Sixteen years, one market delisting and two listings are the numbers that sum up the corporate journey so far of Astro, until recently Malaysia’s unrivalled pay-television broadcaster.
This coming Friday the company starts a new journey as it finds its way back to Malaysia’s stock exchange for a re-listing. It is its second since it began beaming channels into Malaysian households in 1996, providing an alternative to the limited choices offered by the free-to-air channels and the small pay operator Mega TV, which has long since disappeared.
Astro, then known as Astro All Asia Networks Plc, was first listed in 2003 and the re-listing comes nine years later. In its first foray onto the bourse, it sold its shares at 3.65 ringgit apiece. It was taken private at RM4.30 a share in 2010 by major shareholder T. Ananda Krishnan, Malaysia’s second richest man.
After an absence of nearly two years from the exchange, it is returning as Astro Malaysia Holdings Bhd, and with a bang because it has attracted 22 cornerstone investors including the US hedge fund Och-Ziff Capital Management. Its shares were oversubscribed many times over.
To help ensure good prospects when the company’s shares resume trading, the cornerstone investors have agreed to a lock-in period of three months.
For its current IPO, according to the updated prospectus, it is aiming to raise up to US$1.75 billion or 5.38 billion ringgit — the third largest IPO in Malaysia and sixth largest globally this year. In 2003, Astro raised RM2.03 billion.

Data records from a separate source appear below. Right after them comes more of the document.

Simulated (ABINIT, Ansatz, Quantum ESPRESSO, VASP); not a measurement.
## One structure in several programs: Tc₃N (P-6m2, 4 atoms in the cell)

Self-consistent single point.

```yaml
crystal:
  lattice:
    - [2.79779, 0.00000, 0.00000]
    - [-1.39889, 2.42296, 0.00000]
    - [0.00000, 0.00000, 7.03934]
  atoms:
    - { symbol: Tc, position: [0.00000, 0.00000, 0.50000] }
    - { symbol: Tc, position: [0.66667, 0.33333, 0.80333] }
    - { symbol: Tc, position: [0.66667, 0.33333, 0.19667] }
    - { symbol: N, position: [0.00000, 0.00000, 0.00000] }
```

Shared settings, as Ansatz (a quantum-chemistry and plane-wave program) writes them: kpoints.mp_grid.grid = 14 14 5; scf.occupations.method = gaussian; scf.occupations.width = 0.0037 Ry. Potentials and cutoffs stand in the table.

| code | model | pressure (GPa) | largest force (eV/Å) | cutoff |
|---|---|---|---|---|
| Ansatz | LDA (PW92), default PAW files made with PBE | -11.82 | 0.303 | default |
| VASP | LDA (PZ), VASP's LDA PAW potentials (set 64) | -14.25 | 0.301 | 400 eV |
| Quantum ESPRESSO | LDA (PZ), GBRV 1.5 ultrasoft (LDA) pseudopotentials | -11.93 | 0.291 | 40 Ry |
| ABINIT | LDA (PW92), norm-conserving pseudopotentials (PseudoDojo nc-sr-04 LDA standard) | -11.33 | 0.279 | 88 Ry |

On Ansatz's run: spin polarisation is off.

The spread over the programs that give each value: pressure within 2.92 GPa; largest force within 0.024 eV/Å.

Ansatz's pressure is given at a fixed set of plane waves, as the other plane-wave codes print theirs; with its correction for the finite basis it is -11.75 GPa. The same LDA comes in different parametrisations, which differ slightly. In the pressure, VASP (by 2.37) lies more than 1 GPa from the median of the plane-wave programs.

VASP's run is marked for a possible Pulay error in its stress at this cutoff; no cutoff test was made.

Malaysia has been Asia’s top IPO destination this year and Astro’s offering will bring the value of IPOs in the country to US$7.3 billion, accounting for nearly one-quarter of all new listings in Asia-Pacific.
The wave of IPOs stems from a confluence of factors, including government privatisations and a strengthening Southeast Asian economy that has stoked interest from a captive domestic investor base and global fund managers.
The plantation giant Felda Global Ventures Holdings Bhd, which raised US$3.3 billion, was largest IPO in the country and third largest in the world this year when it was listed in June. IHH Healthcare Bhd raised US$2.1 billion in Malaysia’s second largest IPO this year.
Astro will have a market value of 15.36 billion ringgit or US$5.02 billion, which is nearly double the RM8.3 billion it was worth when it was taken private at 4.30 ringgit a share.
As a broadcaster, it has evolved over 16 years, beginning with 30 TV stations and 16 radio channels to more than 150 TV channels. Some channels are in high definition and the company also offers on-demand services, though it has turned “platform agnostic” as CEO Rohana Rozhan often says.
For most of those 16 years, no rival could take on Astro as both Mega TV and MITV were too small and disappeared not long after they emerged.
But now the company does not have all parts of the market to itself. Two years ago when Astro sought to deliver content over fibre-optic lines to multi-dwelling units in partnership Time dotCom Bhd, other internet protocol TV players joined the fray.
The competition includes the country’s largest fibre company, Telekom Malaysia (TM), and while it lacks the variety of Astro, particularly in sports programming, the interest in its channels is gaining traction.
There are also other niche IPTV players that Astro has to contend with, but what the market wants to see is how Astro will shrug off newcomer Asian Broadcasting Network (ABN), which is running trials on fibre.
ABN is the new digital cable TV player that hopes to make its debut later this year. It also has been quick to play on Astro’s weakest point, disruption of satellite signals during heavy rainstorms.
To fight the fibre-optic rivals, Astro has ended up in a partnership with sister company Maxis Bhd. The latter was aspiring to be an IPTV player in its own right but the shareholders appear to have told both to work together instead of slugging it out. Now Astro will be a content provider on the Maxis fibre network, a large chunk of which is leased from TM.
CEO Rohana seems unperturbed by the noise the other market players are making, but had the company not had a fibre business, perhaps the picture would be a lot different.
“Regardless of any new entrant, what we see is an opportunity to grow the business,” she is reported to have said. To her, the fibre tie-up is a “natural progression of the business with the advent of new technologies”.
She remains confident Astro can amass the remaining 3.5 million of the country’s 6.6 million TV households with fibre and Astro-on-the-Go, which is programming offered on iPads. Astro now has 3.1 million subscribers.
Astro may has “upped its ante in the local IPTV war’’, says a broadcasting industry observer, but the question is can it still maintain its stronghold on all global sporting events when the government wants all parties to share them? Until more details are released on that, Astro is still “king of sports”, says the observer.
With all of its offerings and potential to win new business Astro expects its average revenue per user (ARPU) to rise although it offers no precise projections. This year it is estimated at RM94 per month, up from RM82 last year.
Astro earned RM629 million in net profit for its financial year to Jan 31, 2010, on RM3.8 billion in revenue. It did not give projections in its IPO prospectus for the current year. It has debts of RM3.7 billion.
Though the broadcaster has all the investors it needs, until it sheds more light on its future earnings, some brokerages have a hold call on the stock. They see its fair value at 3.15 ringgit a share, just 5% above the IPO price, based on a dividend discount model.